Saturday, November 04, 2006

Zinn and people empowerment

“To be hopeful in bad times is not just foolishly romantic. It is based on the fact that human history is not only a history of cruelty, but also of compassion, sacrifice, courage, kindness. What we choose to emphasis in this complex history will define our lives. If we can see only the worst, it destroys our capacity to do something. If we remember those times and places—and there are many—where people have behaved magnificently, this gives us the energy to act and at least the possibility of sending this spinning top of a world in a different direction. And if we do act, in however, small a way, we don’t have to wait for some grand utopian future. The future is an infinite succession of presents, and to live now, as we think human beings should live in defense of all that is good around us, is itself a marvelous victory.”

That was Howard Zinn.

On so many occasions, I find so many people recommending Howard Zinn’s history of the United States. They say it is the defining book on the history of US. One of the worst disadvantages of living in a small place like Imphal is the non-availability of books. Even if we are willing to buy books, there simple is no book store. Few online stores which accepts draft payments (because online payment instruments are also not available here) typically has not stocked topical books like that of Zinn’s.

By the way, I find the Howard Zinn quotation from a small booklet of ANHAD (see my last 2 posts). ANHAD also stands for ‘ACT Now for Harmony and Democracy). At the same time, it also means ‘without limit’. Its founder being a Hashmi, the word must be Urdu, isn’t it?

If you empower small people( like tech company like Google is doing?) to live his own life without having to compromise his basic principles, then the conglomerations of such individual citizen must be an essentially good society. But what kind of agencies in a society will have the incentive to empower small people—the individuals?

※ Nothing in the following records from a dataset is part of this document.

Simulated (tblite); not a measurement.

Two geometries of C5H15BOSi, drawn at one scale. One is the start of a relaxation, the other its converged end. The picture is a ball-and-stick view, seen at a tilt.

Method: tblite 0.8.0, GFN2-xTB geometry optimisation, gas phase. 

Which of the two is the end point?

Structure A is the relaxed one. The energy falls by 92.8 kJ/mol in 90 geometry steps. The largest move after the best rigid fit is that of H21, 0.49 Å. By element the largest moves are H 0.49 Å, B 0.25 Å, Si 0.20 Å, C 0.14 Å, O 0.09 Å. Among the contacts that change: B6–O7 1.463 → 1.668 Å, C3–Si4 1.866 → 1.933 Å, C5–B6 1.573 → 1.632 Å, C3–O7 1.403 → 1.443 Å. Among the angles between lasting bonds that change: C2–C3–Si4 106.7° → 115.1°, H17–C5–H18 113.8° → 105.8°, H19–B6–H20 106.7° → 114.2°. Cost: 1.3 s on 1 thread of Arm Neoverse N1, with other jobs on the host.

Corporations are after profits. They have no incentive to empower small people. But tech companies, like Google must have a base of empowered users to get their profits. If it is true, then competitions between tech companies would mean competitions for empowering small people. That must be a paradigm shift in the history of the functioning of corporate across the globe.

The future will be really bright if technology comes around to be truly people-empowering. Can we count on the tech cos to function as the catalysts for such empowerment?